Wednesday, September 07, 2005

Duke Altum's Poem of the Week #6

I can't believe it's taken me until the sixth week to post a poem from the man who is not only (if I had to pick one) my favorite all-time poet, but is also the one who almost single-handedly got me interested in poetry in the first place... one of the most lauded and respected poets in the world, Nobel Prize for Literature winner in 1995... and how great is it that he comes from a small farm in County Derry in northern Ireland? Of course I'm talking about the great Seamus Heaney.

Heaney's work has been for me nothing short of revelatory, and this selection is a perfect example of why that's so. This is without a doubt one of my favorite poems; I love it for its simplicity, its celebration of the stuff of earth, its near-sacramental vision. So simple, but so very profound. Heaney's Catholicism is inseparable from his poetry, yet it's never heavy-handed: he lets "God's grandeur" speak for itself as he sits by, quietly observing, and then powerfully recording the messages he receives in pure, crystalline, vivid images.

It is nothing short of wondrous to me that a poet of this magnitude would express that all that he has ever done in his writing career is merely an extension of his childhood games and explorations. To me, there is both great wisdom and great humility in such an attitude. That is exactly the attitude I would like to have towards the world, towards the gift of my own life and every day I've been given therein. I only wish I could express my own feelings about what I've observed as eloquently and powerfully as Heaney does in just about every one of his poems. Expect to see a lot more of his work on this site! The last four lines of this poem are about as inspiring to me as any lines I've ever read in my life... I don't understand why and probably never will, but they literally thrill my soul...

(Note: "Helicon" refers to Mount Helicon, which in Greek mythology was the mountain on which the Muses lived -- the Muses being the nine goddesses who were reputed to be the divine spirits of inspiration.)

*******

Personal Helicon

As a child, they could not keep me from wells
And old pumps with buckets and windlasses.
I loved the dark drop, the trapped sky, the smells
Of waterweed, fungus and dank moss.

One, in a brickyard, with a rotted board top.
I savoured the rich crash when a bucket
Plummeted down at the end of a rope.
So deep you saw no reflection in it.

A shallow one under a dry stone ditch
Fructified like any aquarium.
When you dragged out long roots from the soft mulch
A white face hovered over the bottom.

Others had echoes, gave back your own call
With a clean new music in it. And one
Was scaresome, for there, out of ferns and tall
Foxgloves, a rat slapped across my reflection.

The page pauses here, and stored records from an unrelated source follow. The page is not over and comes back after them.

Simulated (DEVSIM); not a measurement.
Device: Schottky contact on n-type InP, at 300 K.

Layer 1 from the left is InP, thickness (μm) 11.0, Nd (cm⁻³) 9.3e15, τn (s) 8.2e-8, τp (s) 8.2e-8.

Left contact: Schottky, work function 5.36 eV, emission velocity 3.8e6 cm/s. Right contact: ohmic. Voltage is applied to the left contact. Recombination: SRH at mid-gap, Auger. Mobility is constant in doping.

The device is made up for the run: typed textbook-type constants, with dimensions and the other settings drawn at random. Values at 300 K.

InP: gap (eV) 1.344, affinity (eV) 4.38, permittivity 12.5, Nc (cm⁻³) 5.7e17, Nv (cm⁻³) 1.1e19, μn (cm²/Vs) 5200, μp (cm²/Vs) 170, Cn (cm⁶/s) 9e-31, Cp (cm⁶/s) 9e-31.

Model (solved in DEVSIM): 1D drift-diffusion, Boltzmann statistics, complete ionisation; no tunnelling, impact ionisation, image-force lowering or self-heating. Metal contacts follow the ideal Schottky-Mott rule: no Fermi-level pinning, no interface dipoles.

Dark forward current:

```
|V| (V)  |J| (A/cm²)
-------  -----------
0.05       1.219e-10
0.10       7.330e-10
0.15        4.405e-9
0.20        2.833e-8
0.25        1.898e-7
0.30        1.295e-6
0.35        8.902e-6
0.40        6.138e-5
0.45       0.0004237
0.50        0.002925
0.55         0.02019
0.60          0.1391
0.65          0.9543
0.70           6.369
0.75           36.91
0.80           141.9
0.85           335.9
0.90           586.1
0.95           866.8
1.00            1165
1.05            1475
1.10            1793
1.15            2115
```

Now, to pry into roots, to finger slime,
To stare, big-eyed Narcissus, into some spring
Is beneath all adult dignity. I rhyme
To see myself, to set the darkness echoing.

1 comment:

Mutt Ploughman said...

Another great poem, Duke. How'd you wait this long to put Heaney up here? Duke's been a huge Seamus Heaney fan for a while, sharing this with Billy Clinton (that's about all the shared ground there is, by the way). This poem in particular resonates pretty hard with Duke, and I remember him sharing this with me a while back on a web site in which you can hear Heaney read it (audio file) in his brogue, which certainly makes a difference, as it does with most poems. As Duke mentioned, Seamus Heaney seems to use 'remembered things', as I've heard him put it, in his poetry to represent the ongoing, self-perpetuating poet's task of exploring the world and its Maker, processing it, and uncovering the designs and truth woven in and through every created thing. That last line of this poem is a fabulous one, isn't it? You can practically HEAR the echoes. That's what you want in a poem. A resonance, a kind of lingering music, that keeps on ringing out even when you're no longer looking at the words. I suck at writing well about poetry, and God forbid I try to write poems (youthful attempts produced howlers, much UNLIKE Duke, by the way), but this is what this sort of thing does for me.